Since she still resides on the family homestead where Gatlin regularly filmed, Kay popped up in a few clips as a background character. It wasn’t long, however, before the 82-year-old matriarch became a staple in her grandson’s social media shenanigans.

“[Gatlin] would just come in the house, and he would just say, ‘Come on. You gotta go help me.’ He wouldn’t even give me time to comb my hair,” Kay told The Federalist.

Kay’s popularity didn’t surprise Gatlin, who said she was the “inspiration for a lot of the stuff I was videoing.”

“If she’s doing something, that’s great video right there,” Gatlin explained.

The viewers thought so too. Kay’s occasional cameos soon turned into light-hearted lectures centered on dating advice, men who drive lifted trucks, and toilet seat etiquette. A new series highlights “savage granny,” who isn’t afraid to poke fun at vegans, “your mom,” and weak men.

Perhaps the most successful Granny Bibbins bit so far was birthed out of her disdain for online thirst traps. “Morals over hussies,” is an adage Kay uses to remind young men and women “of where our values should be.”

“I’m always stressing stuff,” Kay said. “Anything like that.”

The family emblazoned the saying on pink T-shirts, which sold by the thousands, along with their “fiddle around and find out” merch, a play on Jason Aldean’s controversial song “Try That in a Small Town.”

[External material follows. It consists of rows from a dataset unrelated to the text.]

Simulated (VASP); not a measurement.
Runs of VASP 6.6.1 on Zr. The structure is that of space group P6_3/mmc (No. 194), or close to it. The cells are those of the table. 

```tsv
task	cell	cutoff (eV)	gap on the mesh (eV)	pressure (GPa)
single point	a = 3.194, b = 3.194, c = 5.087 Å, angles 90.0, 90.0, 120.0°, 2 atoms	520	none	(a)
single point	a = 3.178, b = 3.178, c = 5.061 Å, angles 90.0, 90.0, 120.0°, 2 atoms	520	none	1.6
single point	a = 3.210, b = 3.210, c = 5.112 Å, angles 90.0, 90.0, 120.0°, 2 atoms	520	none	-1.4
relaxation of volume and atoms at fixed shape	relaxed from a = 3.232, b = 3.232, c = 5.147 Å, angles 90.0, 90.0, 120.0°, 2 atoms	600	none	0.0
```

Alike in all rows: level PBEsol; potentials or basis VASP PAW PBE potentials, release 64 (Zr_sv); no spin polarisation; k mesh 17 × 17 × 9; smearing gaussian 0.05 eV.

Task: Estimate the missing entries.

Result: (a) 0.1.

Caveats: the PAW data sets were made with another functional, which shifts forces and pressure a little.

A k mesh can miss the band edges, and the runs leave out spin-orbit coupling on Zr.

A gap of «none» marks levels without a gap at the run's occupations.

Separating Wheat from Chaff

Ever since the Didiers entered the online world of comedy in January 2020, they avoided alluding to anything conservative for fear of being “shadowbanned and blackballed.” As the world grew crazier with each passing year, though, Gatlin and Jarrett felt like they finally needed to speak up.

“We’ve sold merch that says ‘God. Family. Country’ on it for two years now. So people kind of knew where we stood. But I was like, how can we be funny and strategic about all this? Let’s just start doing it,” Gatlin explained.

Gatlin specifically decided to shift their content after he heard female swimmer Riley Gaines was assaulted in April 2023 at a speaking event at San Francisco State University for stating the truth about the differences between men and women.

The Didiers rushed to film a comedic exchange about the difference between a bull, which still contains all of its reproductive parts, and a steer, a male bovine that is castrated. The video explains why even a steer without his parts can’t have calves and shouldn’t share a pen with the vulnerable members of the herd.

“At the end of the day, you can polish its cow patty all you want, but it’s still bullsh-t,” Gatlin’s character Darrell concludes.

The video prompted the Didiers’ first round of death threats, but they were not deterred.

Soon the family had pivoted from parodying popular songs like Lizzo’s “About D-mn Time,” which they turned into “About Farm Time,” to giving commentary on the problems affecting everyday Americans.

Since April, the Didiers have cranked out comedy sketches that highlight the importance of putting America first, express frustration with bureaucrats and red tape, caution against blindly following celebrity endorsements, and dissect the true meaning of government “mandates.”

A recent video tactfully explains the problems with the “longhorn invasion” in our nation’s southern pasture.

Most of the skits end with a pro-faith or pro-freedom quote from a notable political or religious figure such as Benjamin Franklin, Saint Augustine, or Ronald Reagan.

The Future of the Farm

For speaking the truth about their values and morals, the Didiers have faced backlash. In the last year, they’ve lost half a dozen sponsorships.

“We actually had a six-figure deal, literally about to sign. Then we put the bulls-versus-steers video out, and it was yanked,” Gatlin explained.

A friend who worked at the company told the Didiers that the marketing team “leans a certain way” and didn’t like the candor about sex displayed on the family’s social media pages.

The negative pressure campaign to censor their beliefs didn’t keep the Didiers from using humor to elevate God and challenge left-wing narratives. In fact, the threat to their social media revenue eventually prompted the family to explore selling the fruits of their farm labor directly to fans.

Kay, who revealed during our interview that she drinks about 10 cups of coffee a day, recently launched a Granny Bibbins-themed java roast. Gatlin’s father and uncle, the primary caregivers of Didier Ranch, also plan to start selling and shipping their premium black Angus right to consumers’ doorsteps.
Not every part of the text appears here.